You can begin taking early social security payments as young as age 62. Most people start taking it around age 66. Some people believe that you should wait until age 70 if you’re in a position to do so. What’s the right answer? It’s hard to say. There are some big pros and cons to taking that money early. Understanding those can help you make the right decision for your own retirement.

What Happens When You Take Early Social Security?

Generally speaking, you’re able to get your “full retirement” when you reach around age 66. (This varies slightly depending on individual circumstances.) If you take that money early, then you don’t get the full amount. Therefore, your monthly Social Security payments are lower than they would be if you waited.

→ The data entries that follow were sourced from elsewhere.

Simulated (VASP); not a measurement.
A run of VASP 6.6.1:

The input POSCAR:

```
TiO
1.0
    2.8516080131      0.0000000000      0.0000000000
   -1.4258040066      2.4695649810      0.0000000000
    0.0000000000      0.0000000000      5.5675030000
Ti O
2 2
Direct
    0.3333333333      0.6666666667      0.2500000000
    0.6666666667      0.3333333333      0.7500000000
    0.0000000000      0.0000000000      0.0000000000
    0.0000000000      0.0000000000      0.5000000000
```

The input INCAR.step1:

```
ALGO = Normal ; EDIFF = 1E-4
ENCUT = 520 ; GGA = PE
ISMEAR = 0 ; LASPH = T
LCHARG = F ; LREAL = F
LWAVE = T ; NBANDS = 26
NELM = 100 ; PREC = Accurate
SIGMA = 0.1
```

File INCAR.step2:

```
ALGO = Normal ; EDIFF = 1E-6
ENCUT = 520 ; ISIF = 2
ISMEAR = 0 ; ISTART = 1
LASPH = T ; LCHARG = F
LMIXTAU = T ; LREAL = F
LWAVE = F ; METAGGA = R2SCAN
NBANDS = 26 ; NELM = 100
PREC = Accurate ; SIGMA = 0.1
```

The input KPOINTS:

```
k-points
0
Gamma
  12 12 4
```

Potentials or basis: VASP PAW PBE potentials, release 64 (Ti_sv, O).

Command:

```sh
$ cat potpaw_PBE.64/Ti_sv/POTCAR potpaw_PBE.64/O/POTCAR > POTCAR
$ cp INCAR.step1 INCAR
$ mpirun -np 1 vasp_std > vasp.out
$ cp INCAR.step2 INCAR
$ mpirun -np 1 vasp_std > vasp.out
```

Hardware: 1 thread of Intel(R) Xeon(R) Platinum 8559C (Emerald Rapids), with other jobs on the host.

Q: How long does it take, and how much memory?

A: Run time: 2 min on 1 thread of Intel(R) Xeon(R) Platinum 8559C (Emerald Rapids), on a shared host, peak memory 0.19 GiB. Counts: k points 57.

On the other hand, you start to receive that money sooner. If you reach age 62 and really need that Social Security income, then you might find that it’s worth it to take the lower monthly amount. You’ll start getting that monthly check years before you would if you waited until reaching full retirement age.

So, in terms of the most basic pros and cons, taking your money earlier means:

  • The benefit is that you start receiving your money sooner.
  • The drawback is that you get less money per month throughout your retirement.

Social Security May Change in 2035

The Motley Fool makes a great case for taking early Social Security, which is that big changes may await when it comes to social security. In fact, Congress may cut benefits by 23% for all people receiving social security from that point forward. Therefore, if you’re thinking about retiring between now and then, it might be worth it to take the money early.

Yes, you’ll get less per month when you do that. However, you’ll earn the full “lesser” amount every year up until 2035. The longer you wait to start taking payments, the less time you have to accrue money before that potentially huge Social Security cut.

Of course, we don’t actually know for sure what decision Congress will make. There’s a chance that they won’t make that cut. Or it might not be as big. Therefore, taking early Social Security is a risk. You may opt for the lesser monthly amount now, hoping to accrue more before the big cut, only to find out that the big cut doesn’t happen. You’ll still get the lesser monthly amount. It’s not like you can go backwards in time and “take back” your decision to take early Social Security.

So, taking the money early means:

  • You might get more money overall by cashing out as early as possible before a big cut.
  • If the big cut doesn’t happen, then you might not have made as much as you potentially could have.

We Don’t Know How Long We Will Live

If you had a crystal ball then it might be easier to decide when to take your money. If at age 62 you knew that you only had ten years left to live, then obviously you would take early Social Security. On the other hand, if you knew that you were going to live another thirty years, then you might opt to keep on working until you could completely max out that retirement income.

Unfortunately, there’s no way to know. So the pros and cons really depend on factors that we can’t entirely know or control. All that you can do is make the best decision possible with the information that you have as you reach retirement age. Consider your health and likely longevity based on family history and other factors. Think about how much money you’ll likely get if you take early Social Security vs. the full amount. Weigh what would happen if Congress cut that amount in 2035. Then do your best to decide how the pros and cons balance out.